Monday, June 15, 2009

Size your Undo tablespace

What should be the size of UNDO tablespace? Generally this question is vaguely answered saying that sizing comes with experience (of DBA) or looking at load on server or sometimes even by the number of ORA-1555 or out of space errors.

This paper is to help DBA’s in calculating the size of UNDO tablespace by using a simple formula.

While designing an application, generally it is tough to know about the number of transactions and subsequently number of rows changed per second.
So I suggest having a “big undo tablespace” to start with and based on load, after doing some calculations and resize your UNDO tablespace.

In my case one of the applications was going to production (live), and I had no idea that how many transactions will happen against this database. All what I was told that there will be optimum (transactional) activity on this database. The word “optimum” itself is vague.

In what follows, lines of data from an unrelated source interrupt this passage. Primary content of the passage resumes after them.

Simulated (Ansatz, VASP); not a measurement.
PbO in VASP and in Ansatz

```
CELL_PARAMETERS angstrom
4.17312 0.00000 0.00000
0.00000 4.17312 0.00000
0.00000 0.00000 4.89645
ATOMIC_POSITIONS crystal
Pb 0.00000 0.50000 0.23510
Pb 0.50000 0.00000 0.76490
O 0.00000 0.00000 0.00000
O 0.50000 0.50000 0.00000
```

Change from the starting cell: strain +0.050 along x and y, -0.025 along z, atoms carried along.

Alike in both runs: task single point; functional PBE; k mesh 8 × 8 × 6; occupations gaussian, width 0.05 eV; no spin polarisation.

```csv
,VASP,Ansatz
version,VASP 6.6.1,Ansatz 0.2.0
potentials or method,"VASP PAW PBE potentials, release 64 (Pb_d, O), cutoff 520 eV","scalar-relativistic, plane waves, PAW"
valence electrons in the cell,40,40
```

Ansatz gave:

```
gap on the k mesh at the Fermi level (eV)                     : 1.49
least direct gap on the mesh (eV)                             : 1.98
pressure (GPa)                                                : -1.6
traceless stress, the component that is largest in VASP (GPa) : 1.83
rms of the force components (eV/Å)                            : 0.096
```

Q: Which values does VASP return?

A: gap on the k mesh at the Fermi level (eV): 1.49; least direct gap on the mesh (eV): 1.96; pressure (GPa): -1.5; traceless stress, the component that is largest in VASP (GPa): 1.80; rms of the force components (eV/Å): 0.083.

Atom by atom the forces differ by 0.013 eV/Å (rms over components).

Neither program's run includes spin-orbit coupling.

So I started with UNDO tablespace with size of 2GB and datafiles with autoextend “on” .

Note:
In production, you must be very careful in using this (autoextend on) as the space may grow to inifinity very fast. So my advice is either dont use this option, or use with "maxsize" or continuously monitor space (which is tough).


I month later, I noticed the activity from V$undostat.

Here is the step by step approach:


Step 1: Longest running query.


SQL> select max(maxquerylen) from v$undostat;


MAX(MAXQUERYLEN)
----------------
1793

This gives you ideal value for UNDO_RETENTION. To be on the safer size you should add few more seconds to get the right value. So in my case, the size of undo retention should be say 2000 secs.

Step 2: Size of UNDO tablespace.


Size of UNDO needed = UNDO_RETENTION x [UNDO block Generation per sec x DB_BLOCK_SIZE] + Overhead(30xDB_BLOCK_SIZE)

Out of these we know UNDO_RETENTION and DB_BLOCK_SIZE

All we need is to find out “UNDO Blocks per second”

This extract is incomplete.